Organised labour has said it was in order that the Honourable Minister of Labour and Employment, Senator (Dr.) Chris Ngige intervened to save jobs with a view of ensuring job retention in the banking sector.A member of the National Executive Council of Nigeria Labour Congress (NLC) and Chairman, IndustriALL Global Union Sub Saharan Africa, Comrade Issa Aremu, mni in a statement said Minister’s intervention was consistent with the mandate of the Ministry of Labour to promote productive employment policies and programmes for employment generation.
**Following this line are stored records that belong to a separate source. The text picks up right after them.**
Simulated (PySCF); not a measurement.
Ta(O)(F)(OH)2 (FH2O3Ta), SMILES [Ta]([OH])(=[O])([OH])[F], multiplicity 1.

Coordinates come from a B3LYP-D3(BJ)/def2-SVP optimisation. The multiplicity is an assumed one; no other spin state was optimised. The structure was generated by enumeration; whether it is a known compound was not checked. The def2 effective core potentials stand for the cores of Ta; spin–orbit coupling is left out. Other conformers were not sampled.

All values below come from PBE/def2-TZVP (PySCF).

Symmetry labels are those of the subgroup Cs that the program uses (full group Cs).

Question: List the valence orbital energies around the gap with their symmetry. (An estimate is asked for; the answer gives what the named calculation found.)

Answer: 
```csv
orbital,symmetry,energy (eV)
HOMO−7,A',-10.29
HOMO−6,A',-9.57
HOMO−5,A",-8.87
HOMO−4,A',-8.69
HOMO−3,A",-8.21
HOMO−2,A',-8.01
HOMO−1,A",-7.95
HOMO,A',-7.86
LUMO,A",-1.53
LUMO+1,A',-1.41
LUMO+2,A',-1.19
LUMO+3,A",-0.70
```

He also decried the “negative unhelpful” reaction of the Director General of the Nigeria Employers’ Consultative Association (NECA) Mr. Segun Oshinowo to the legitimate directive of the Federal Government to banks and other financial institutions to suspend further retrenchment of workers pending the proposed stakeholder’s summit. The unionist observed that employers of labour who often depend on government for favourable government policies for businesses to thrive cannot “cry foul” when the same government tries to intervene to create favourable atmosphere for industrial fairness and industrial harmony.
According to him, "at the best of economic times, it was an open knowledge that the banking sector has always been “a haven” for gross violations of Nigerian labour laws and ILO conventions on freedom of association and collective bargaining. “Most banks” he said “thrive on precarious work treating workers as slaves.”
He charged NECA which he hailed as “the best Employers’ Association in Africa” to promote industrial relations in the banks not to dogmatically defend bad practices from some of their members.
Aremu who is also Secretary General of the Textile Workers’ Union said NECA as an active participant in ILO cannot be celebrating “throw-away” labour force as solution to corporate mismanagement and corporate corruption in some banks.
Comrade Aremu commended Dr. Chris Ngige for his sensitivity to the plight of the workers in the banking and financial sector, adding that he has shown that he is committed not only to creating jobs but to retain existing jobs in the country. “All labour market actors namely, employers and labour need good governance to create level playing field in the world of work” he observed.
Comrade Aremu said during the last fuel strike, purposeful intervention of the Honourable Minister brought about a mutually acceptable solution also favoured by NECA, adding that the principle is the same to promote industrial harmony and justice. “Employers cannot pick and choose government’s role when it only favours them” he noted.